Our Name Is Farm Promotes Sustainability and Food Access Through Digital Storytelling

“No community can be made by shutting people out. We’re here championing the message of inclusiveness.”

The two women behind Our Name Is Farm. Photo by Natasha Mitchko Photography.

Liz Vaknin and Shelley Golan both had no idea that what began as a video blog would be the seed that would grow their business.

“We never thought of opening up our own company,” says Vaknin. “We’re incredibly grateful, every day.”

Our Name Is Farm is a New York–based digital media and event production firm owned and operated by both women, who met in Israel while in college and began working together in 2013. Vaknin had worked as a chef in fine-dining restaurant kitchens, and Golan as an executive assistant in fashion marketing along with social media and post-production in video.
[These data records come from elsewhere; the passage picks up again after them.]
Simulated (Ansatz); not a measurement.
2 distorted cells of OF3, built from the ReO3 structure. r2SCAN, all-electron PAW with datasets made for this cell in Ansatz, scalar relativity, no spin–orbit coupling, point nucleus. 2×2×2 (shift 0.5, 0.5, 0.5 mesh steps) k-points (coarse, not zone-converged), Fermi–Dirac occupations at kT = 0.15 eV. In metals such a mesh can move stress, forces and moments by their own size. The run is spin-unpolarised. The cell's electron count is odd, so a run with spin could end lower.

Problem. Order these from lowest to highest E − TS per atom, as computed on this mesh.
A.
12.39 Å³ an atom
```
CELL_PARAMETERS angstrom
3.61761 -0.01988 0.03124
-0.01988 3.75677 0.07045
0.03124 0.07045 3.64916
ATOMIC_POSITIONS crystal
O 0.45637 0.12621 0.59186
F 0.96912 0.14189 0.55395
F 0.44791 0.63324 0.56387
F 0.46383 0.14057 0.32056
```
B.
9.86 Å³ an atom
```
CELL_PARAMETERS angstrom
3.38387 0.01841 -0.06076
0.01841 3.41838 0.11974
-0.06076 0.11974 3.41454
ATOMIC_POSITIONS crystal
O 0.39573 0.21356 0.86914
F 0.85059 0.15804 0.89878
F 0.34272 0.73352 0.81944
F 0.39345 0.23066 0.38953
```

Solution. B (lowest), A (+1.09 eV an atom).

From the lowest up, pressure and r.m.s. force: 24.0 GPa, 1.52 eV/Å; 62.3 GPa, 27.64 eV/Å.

They bring together the local food movement and technology by using digital media storytelling, providing services in everything from design to digital marketing to public relations. Golan is the partner who handles most of the post-production on projects, and they intend for their reach to go beyond building user-friendly websites and creating videos.

The company works with sustainable farmers, producers, distributors and more, helping clients grow their brands and encourage sustainability. “We’re placing focus on the great work of the farms,” Vaknin says. “I lean into the statement that: ‘If you are what you eat, then do you know what you are?’”

“The best outcome has been creating a network that’s built friendships in a top-shelf greenmarket—being part of a community and engaging one another, says Golan. “We’re hoping to start a continuing dialogue between farmers and consumers alike. It allows expansion and brings brands together.” Vaknin adds, “No community can be made by shutting people out. We’re here championing the message of inclusiveness.”

I worked with the two of them when I was just beginning my own venture into a food and arts education business, and can attest that they truly do exercise this claim to welcome in new people. Their long list of collaborations makes their philosophy just as evident. They’ve partnered with several local organizations and businesses in and around Brooklyn for fundraising and events: Agritecture, Food Loves Tech, AgTech-X, Food + Enterprise Summit, Brooklyn Roasting Company, Local 61 and Kings Country Distillery, to name a few.

Vaknin and Golan hope to push even farther than New York City. As Golan says, “If we can continue to strive toward getting people to realize that fresh food is a human right and shouldn’t be a privilege, on a global level, that will be our greatest motivator.”